Sif Margrét Tulinius and Richard Simm: Beethoven & Franck
Ulysses Arts

It's safe to say 2025 was a highlight year for Icelandic violinist Sif Margrét Tulinius: her late-2024 album De Lumine was chosen record of the year by the Icelandic Music Awards in March 2025, that honour preceded by a concert at Reykjavik's renowned Harpa Recital Hall to celebrate the release. Born in Lyon, Tulinius moved at a young age to Iceland where she attended the Reykjavík College of Music before studying in the United States and acquiring her Master's degree from Stony Brook-New York under the guidance of Joel Smirnoff, professor of violin at the Juilliard School of Music. Building on that, she was Associate Concertmaster of the Icelandic Symphony Orchestra for a number of years and has appeared with many other esteemed orchestras, including the Berliner Philharmoniker. Equally comfortable playing works by Johann Sebastian Bach and contemporary Icelandic composers, she excels in a large-scale orchestral context but also in an intimate recital format, her follow-up to De Lumine a splendid account of her abilities in that regard.

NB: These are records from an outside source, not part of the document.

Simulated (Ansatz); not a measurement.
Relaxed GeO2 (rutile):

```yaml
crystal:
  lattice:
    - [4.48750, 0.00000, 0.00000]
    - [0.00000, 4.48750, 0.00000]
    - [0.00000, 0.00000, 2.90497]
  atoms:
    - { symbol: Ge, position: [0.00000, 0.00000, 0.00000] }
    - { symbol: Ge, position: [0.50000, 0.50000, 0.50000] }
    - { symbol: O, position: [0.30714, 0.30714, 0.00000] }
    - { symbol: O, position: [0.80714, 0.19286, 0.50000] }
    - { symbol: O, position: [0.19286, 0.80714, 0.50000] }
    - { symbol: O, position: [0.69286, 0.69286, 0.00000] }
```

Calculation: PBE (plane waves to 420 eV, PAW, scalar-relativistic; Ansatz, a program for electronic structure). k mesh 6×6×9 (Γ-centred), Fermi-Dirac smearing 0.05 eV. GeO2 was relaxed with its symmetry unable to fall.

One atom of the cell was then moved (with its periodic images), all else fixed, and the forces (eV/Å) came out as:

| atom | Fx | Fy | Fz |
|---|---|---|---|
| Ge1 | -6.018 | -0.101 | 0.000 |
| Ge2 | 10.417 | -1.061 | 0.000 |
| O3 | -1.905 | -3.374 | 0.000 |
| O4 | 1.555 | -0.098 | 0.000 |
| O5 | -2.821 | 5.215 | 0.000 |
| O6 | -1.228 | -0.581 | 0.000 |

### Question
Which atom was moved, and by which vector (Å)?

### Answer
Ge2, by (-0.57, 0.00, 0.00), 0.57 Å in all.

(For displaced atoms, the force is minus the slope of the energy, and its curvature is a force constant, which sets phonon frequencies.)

Her partner on the release, recorded in Iceland in July 2025, is the also-renowned English pianist Richard Simm, an award-winning graduate of the Royal College of Music and Staatliche Hochschule für Musik and teacher at the University of Wales and University of Illinois. Having called Iceland home since 1989, performed with the Iceland Symphony Orchestra, and taught at the Iceland University of the Arts, it doesn't surprise that he would become Tulinius's recital partner for their recording of Ludwig van Beethoven's ‘Kreutzer' Sonata (1802-03) and César Franck's Sonata in A-major (1886). Eight decades separate their creation, yet they complement one another superbly, considering that Franck's is something of an homage to Beethoven but also a work that stands gloriously apart from it.

Interestingly, the recitalists go against chronological order by presenting Franck's first. That it was composed as a wedding gift for Eugène Ysaÿe intimates that its material will provide a splendid showcase to the violinist, and that's clearly the case. Franck's student days at the Paris Conservatoire included close studies of German music and Beethoven, so it also makes sense that the violin sonata would reflect that influence whilst also manifesting Franck's desire to give it a distinctly French character. A powerful exemplar of the Romantic sonata tradition, the work intoxicates the moment its haunting opening part, marked “Allegretto ben moderato,” initiates it with expressions by turns rhapsodic, elegiac, and forlorn. Whereas the emphatic “Allegro” bursts with energy and passion and the reverent “Recitativo–Fantasia” proves affecting, it's the sweetly singing “Allegretto poco mosso” movement that's perhaps most riveting. The two-instrument arrangement amplifies the work's intimacy, naturally; its expansive scope, on the other hand, lends it undeniable grandeur, and the recitalists execute the material with all the authority one would expect from such experienced players.

The ‘Kreutzer' Sonata is regarded as a transitional work that initiates the middle stage in Beethoven's compositional development after the first, the so-called Classical period, for reflecting the influence of Haydn and Mozart. Having shared with his student Carl Czerny dissatisfaction over the work he'd done up to 1802 and professing that henceforth he would “embark on a new path,” he composed the sonata, celebrated for its grand, dramatic, and intensely personal three-part expression. Introduced with Tulinius's arresting double stops, the towering “Adagio sostenuto – Presto” sketches out the territory before embarking on many adventures, some languorous and others animated. The dialogue conducted between recitalists who don't put a foot wrong makes for a gripping sixteen-minute ride. One imagines Franck would have found the dignified elegance of the pretty “Andante con Variazioni” movement to be especially enticing, and it stretches across a similarly vast landscape, in this case eighteen minutes. The boisterous “Presto” makes its case more concisely yet still memorably when its participants execute its high-wire acrobatics commandingly.

Tulinius's playing impresses at every moment, but Simm acquits himself as admirably. While the violinist is the primary soloist, the strength and conviction of his playing makes him as imposing a presence and her perfect match, and it would be hard to imagine any other pair delivering more engaged performances of these core parts of the violin sonata repertoire than these two.